‘School of Terror’ resurrects closed building

The old Regent School took on a scary visage with skeletons, ghouls, witches and even Freddie Krueger Oct. 18 when the “School of Terror” opened behind the Enchanted Castle in Regent. The “school” is scheduled to maintain its nightmarish look for the next two Fridays and Saturdays.
Herald photo / Brad Mosher


Regent School was resurrected Friday night.
It came back to life with ghouls, zombies, torture chambers, witches and even a busload of skeletons.
Thanks to Gary Greff.

By Brad Mosher
The Herald

The man who has built an Enchanted Highway into Regent turned his attention to the closed school right next door to his Enchanted Castle which had been a part of the former school campus years before.

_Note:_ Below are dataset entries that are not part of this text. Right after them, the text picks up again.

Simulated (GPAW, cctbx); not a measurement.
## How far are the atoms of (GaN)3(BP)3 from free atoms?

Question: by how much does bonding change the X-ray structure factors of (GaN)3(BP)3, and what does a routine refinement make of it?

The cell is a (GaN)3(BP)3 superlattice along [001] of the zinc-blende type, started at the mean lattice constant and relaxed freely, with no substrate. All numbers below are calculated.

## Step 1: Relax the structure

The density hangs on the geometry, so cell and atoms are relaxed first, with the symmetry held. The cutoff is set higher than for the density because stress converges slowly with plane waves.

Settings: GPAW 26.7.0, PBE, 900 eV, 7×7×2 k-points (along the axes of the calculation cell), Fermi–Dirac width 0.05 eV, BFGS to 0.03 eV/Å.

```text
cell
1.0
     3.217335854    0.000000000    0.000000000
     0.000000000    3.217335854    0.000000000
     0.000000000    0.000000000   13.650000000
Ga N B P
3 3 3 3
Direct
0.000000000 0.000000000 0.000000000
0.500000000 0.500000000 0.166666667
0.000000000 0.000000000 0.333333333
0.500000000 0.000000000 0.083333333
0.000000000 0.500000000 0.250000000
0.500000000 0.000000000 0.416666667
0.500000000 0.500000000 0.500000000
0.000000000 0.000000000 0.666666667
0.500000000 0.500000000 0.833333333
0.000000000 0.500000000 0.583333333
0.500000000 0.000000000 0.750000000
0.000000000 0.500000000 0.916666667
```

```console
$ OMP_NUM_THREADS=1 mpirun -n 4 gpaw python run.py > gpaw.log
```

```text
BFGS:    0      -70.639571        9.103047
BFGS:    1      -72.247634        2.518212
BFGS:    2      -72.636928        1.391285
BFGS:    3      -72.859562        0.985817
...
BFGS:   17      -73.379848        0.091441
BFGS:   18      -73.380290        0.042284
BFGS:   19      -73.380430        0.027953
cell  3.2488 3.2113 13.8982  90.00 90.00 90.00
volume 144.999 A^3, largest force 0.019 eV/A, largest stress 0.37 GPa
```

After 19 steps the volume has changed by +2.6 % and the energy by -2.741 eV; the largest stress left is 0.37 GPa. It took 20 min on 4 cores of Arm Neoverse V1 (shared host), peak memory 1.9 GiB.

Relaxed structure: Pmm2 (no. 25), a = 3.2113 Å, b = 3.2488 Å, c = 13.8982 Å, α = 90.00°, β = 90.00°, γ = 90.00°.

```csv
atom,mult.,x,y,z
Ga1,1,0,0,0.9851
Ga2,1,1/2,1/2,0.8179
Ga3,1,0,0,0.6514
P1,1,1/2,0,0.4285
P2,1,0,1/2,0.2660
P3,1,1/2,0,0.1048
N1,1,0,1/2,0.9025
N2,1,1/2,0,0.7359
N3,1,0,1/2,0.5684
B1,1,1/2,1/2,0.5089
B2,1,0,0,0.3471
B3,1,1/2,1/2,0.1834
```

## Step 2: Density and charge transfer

The School of Terror got off to a good start, Greff said.
“It went great…. better than I expected,” he said, noting that about 125 people paid for admission on the opening night. “I thought if we got over a hundred we’d be happy and it was better than what I expected.”
Saturday night attendance was even better with Greff saying that more than 150 people visited the newly “spook-i-fied” school.
Greff said he heard a lot of positive comments about the visitors had gone to school over the first weekend. The school will be open Friday and Saturday, followed by Halloween night and Nov. 1 and Nov. 2 before it will go dark again for almost a year.
“The comments were nothing but good and that they were impressed with it,” Greff said. “They said it was worth their time and their money.”
After the visitors signed waivers and paid admission in the former school gymnasium, they followed a glowing rope past several skulls mounted along the walkway before getting to the actual entrance.
They had to pass a school bus full of skeletons and go to the door where lightning flashed on the outside of the building.
Inside, they had to wait inside with Freddie Kruger checking them out in one corner and a witch giving them an evil eye before they could start going up a creaky flight of stairs with the sounds of screams in front of them.
Some had to follow a zombie guide up the steps. Others made their own way.
The fact that the school was not being used prompted Greff to come up with an idea of how to use it again, he explained. “It hadn’t been used for 10 years.”
He already looks at the “School of Terror” as a success and is looking forward to to coming up with the Oct. 2020 version. “A lot of people enjoy the Halloween experience,” he said. “People are willing to travel for the Halloween scene especially when it is a good program or good presentation.
“Why not go with it. It seems to be the ‘in’ thing. People seem to like and enjoy it,” Greff said, noting that he decided to give it a shot.
The school will be open for five more nights, including Halloween night. “We are trying to score everybody. We want to give everybody a nice thrill.”
Greff said the goal is to limit people to groups of three or four. “That way, we can give them the ultimate experience. It makes it a better experience for them.
“We found out that a group of eight or nine, we found out is too much. After the first night, we learned what worked best.”
The “School of Terror” will return in 2020 even better, Greff said. “We are going to improve upon it. We have other ideas to get ready for next year. Next year, we are going to make it better.”
The staff in the school behind the masks and scenes has also increased. The school started off with about 15. “We are going to have about 20 to 30,” he added.
Some come from Mott-Regent and New England high schools, including members of FBLA (Future Business Leaders of America), he said.
There may be future changes in store for the school building, according to Greff. “We are looking at turning it into the worlds largest ‘escape room,’” he explained.
“Escape rooms are a big thing now. We are going to use the whole floor. You go into an escape room and you get clues to find your way out,” he explained.